Bug With Crawl Anchors Option
I've imported a few hundred urls into a project and am using the crawl anchors option to generate anchors from the title of the pages. The only option selected is "add <title> as anchor".
Once it's finished crawling and I inspect the anchors, everything looks fine. There are 348 urls.
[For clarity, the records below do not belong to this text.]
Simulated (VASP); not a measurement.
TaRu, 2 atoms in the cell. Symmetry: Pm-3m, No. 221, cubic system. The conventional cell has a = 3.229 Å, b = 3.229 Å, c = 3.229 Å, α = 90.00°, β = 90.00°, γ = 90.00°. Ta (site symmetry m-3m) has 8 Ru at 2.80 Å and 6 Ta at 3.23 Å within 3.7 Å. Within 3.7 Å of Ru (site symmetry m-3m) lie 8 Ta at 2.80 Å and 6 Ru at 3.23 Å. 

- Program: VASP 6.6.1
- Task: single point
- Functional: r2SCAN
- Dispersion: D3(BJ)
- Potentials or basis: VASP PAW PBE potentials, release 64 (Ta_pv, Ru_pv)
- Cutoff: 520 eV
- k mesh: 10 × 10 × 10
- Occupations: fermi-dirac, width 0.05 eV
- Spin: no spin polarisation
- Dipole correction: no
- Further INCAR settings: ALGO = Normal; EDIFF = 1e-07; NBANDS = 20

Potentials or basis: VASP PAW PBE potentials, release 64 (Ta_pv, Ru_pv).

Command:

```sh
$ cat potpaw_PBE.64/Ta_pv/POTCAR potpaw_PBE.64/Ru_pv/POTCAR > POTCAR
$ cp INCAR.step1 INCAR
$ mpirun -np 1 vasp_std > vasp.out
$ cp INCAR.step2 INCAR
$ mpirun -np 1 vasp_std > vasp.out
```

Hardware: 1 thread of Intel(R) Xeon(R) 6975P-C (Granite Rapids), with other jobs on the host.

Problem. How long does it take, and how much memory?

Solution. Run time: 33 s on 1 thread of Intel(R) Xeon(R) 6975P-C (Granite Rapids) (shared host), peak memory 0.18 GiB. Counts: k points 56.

Click ok to close the project. When I re-open the project there are now 700+ urls and the software has added extra urls. For example:
Actual url: https://www.mydomain.com/dog-training/#Dog Training
Extra url added: http://24-7 Dog Training in Atlanta
Extra url added: http://24-7 Dog Training in Atlanta
It seems to be making extra urls from the page title. The format in the page title is
Dog Training | 24-7 Dog Training In Atlanta
Is there a workaround for this?
Thanks
Comments
Thanks for fixing this so quickly. I've spotted another issue when crawling anchors from a different site. It seems to be creating broken spintax as anchor text. For example, after crawling this url it creates this:
It seems to be doing this when it sees a comma and replaces it with # instead of |
As a result, I've got a few anchors looking like this:
{IPX5 Waterproof Built-in Mic Headsets for Sports Running
If you need to take a closer look, here is a link to the ser project with the created links:
https://1drv.ms/u/s!AvaPxZBKuUdah_5a_0pp2Y3HPNTLzA?e=tTGVDE
Thanks